Crude oil prices yesterday were close to their lowest levels this year with soaring United States, US, output undermining Organization of Petroleum Exporting Countries, OPEC’s efforts to tighten markets and prop up prices.
Oil pipeline Brent crude price was at $65.28 per barrel down 23 cents, or 0.4 percent, from the previous close. However, with the drop in crude price at $65.28 per barrel, Nigeria’s is not yet at risk over the funding of its N8.612 trillion 2018 budget.
Nigeria’s 2018 budget is based on $45 per barrel and 2.3 million daily oil output. However, US West Texas Intermediate, WTI, crude was at $61.58 a barrel and was down 21 cents, or 0.3 percent, from their last settlement.
The dips followed bigger falls on Wednesday when crude touched one-month lows and erased most of 2018’s early gains.
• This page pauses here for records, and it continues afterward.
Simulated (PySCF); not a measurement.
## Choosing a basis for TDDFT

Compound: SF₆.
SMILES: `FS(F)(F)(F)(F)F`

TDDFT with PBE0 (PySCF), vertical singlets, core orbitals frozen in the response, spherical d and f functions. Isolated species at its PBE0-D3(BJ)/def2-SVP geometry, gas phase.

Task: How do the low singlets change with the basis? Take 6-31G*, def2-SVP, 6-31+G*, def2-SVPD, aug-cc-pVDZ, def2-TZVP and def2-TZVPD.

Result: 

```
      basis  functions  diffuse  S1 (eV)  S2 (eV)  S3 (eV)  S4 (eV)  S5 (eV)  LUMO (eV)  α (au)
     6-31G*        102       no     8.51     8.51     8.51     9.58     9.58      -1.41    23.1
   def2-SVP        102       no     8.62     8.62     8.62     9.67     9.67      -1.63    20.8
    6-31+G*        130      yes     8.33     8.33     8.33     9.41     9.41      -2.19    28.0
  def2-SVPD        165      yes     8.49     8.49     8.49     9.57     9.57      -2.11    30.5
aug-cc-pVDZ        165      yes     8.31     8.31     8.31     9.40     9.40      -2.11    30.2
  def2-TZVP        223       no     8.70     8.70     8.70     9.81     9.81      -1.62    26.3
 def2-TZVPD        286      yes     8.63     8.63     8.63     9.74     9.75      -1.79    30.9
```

Support yesterday came from the second outage in as many months on the 450,000 barrels per day Forties pipeline network, Britain’s biggest, which supplies much of the crude underpinning Brent futures.
But the biggest market driver was US production which averaged above 10 million barrels per day (bpd) for the first time since the early 1970s last week, reaching 10.25 million bpd.
Until the early 2000s the US was oil starved, importing a peak of 12 million bpd.
But in one of the steepest rises of any oil producer in modern history, US output has surged by more than 20 percent since mid-2016, undermining OPEC’s and Russia’s efforts to tighten the market and prop up prices by withholding production.
Market watchers say the OPEC-led restraint is arguably the biggest enabler for America’s production boom, handing over market share at higher oil prices.
At 10.25 million bpd, U.S. output is now higher than the previous 10.044 million bpd record from back in 1970, topping Saudi Arabia and within reach of Russia’s. Weighing further on prices was that U.S. commercial crude stocks rose by 1.9 million barrels in the week to February 2, to 420.25 million barrels.
The official U.S. Energy Information Administration (EIA) this week upped its 2018 output forecast to 10.59 million bpd, up by a whopping 300,000 bpd from their last forecast just a week earlier.
“What surprised the most was the large spike in oil production to 10.25 million barrels per day which was significantly higher than 9.92 million from the previous week,” said Fawad Razaqzada, market analyst at futures brokerage Forex.com. “Clearly, the data points to an imbalanced market and oil prices have responded by turning sharply lower,” he added.